For Ferrari, the enemy isn’t so much at the gates as crashing through them with sheer weight of numbers: fortress Maranello is under siege. From McLaren, an endless stream of exceptional sports cars, with two of the best – the outrageously talented 720S and ferocious 600LT – aimed squarely at Maranello’s mid-engined V8, until now the 488 GTB.
From Lamborghini, an uprated Huracan with something of the Ferrari’s wondrous balance – and a naturally-aspirated V10. And then there’s Aston Martin’s new Vanquish, an unapologetically aggressive move before you consider that it’s being engineered by a couple of brilliant ex-Ferrari minds…

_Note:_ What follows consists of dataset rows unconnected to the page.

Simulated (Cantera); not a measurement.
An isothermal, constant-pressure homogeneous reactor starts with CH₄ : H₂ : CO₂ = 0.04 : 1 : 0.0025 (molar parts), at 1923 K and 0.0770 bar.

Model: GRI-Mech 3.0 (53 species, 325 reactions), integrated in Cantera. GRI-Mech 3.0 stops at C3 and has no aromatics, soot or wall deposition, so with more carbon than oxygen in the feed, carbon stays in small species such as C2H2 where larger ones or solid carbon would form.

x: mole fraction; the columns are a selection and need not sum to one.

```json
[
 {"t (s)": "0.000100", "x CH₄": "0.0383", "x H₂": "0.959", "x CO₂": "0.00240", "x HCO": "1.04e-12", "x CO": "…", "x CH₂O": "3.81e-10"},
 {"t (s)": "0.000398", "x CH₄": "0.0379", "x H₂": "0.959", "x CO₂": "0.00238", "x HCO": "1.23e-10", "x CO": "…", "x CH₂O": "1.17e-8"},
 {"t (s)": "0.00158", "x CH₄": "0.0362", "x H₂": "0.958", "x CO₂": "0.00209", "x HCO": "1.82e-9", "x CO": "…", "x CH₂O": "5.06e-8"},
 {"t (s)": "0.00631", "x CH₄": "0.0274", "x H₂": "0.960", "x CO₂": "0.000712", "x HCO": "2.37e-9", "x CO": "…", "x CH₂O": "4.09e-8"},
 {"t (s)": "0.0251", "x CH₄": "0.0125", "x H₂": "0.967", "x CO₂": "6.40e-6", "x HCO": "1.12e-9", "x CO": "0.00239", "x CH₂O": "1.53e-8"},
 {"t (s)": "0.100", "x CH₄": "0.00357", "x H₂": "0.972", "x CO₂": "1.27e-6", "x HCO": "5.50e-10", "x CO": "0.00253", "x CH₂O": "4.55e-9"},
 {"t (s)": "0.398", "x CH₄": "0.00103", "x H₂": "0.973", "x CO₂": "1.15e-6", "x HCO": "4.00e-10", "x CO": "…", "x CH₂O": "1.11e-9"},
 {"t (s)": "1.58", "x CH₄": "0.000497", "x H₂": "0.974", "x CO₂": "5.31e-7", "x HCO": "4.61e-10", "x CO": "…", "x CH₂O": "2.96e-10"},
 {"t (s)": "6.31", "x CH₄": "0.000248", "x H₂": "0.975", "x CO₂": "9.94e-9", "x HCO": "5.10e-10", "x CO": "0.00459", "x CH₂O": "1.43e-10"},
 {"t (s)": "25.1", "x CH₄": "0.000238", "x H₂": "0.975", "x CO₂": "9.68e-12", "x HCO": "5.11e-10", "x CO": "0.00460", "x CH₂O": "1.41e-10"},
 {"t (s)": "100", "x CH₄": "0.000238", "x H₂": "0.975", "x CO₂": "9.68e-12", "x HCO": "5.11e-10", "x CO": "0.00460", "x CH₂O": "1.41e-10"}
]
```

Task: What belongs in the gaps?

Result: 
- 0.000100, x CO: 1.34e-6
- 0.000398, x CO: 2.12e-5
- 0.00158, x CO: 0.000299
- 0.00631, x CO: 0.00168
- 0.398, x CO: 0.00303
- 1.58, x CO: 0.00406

What’s more, Ferrari has quite a bit on. Mercedes will once again require keeping honest in Formula 1, and on the road-car side Ferrari’s new CEO, Louis Camilleri, is furiously cranking the new product handle like a man possessed. Chief technical officer Michael Leiters has everything from a new supercar through a V6 hybrid powertrain to the Purosangue SUV on his (presumably enormous) drawing board.
‘Ferrari is having a very important year – we are doing so many projects,’ confirms Leiters with a wry smile. ‘We have never done so many, and with so many innovations on those projects. It’s very exciting. And for Ferrari it was important to do a big step with this car.’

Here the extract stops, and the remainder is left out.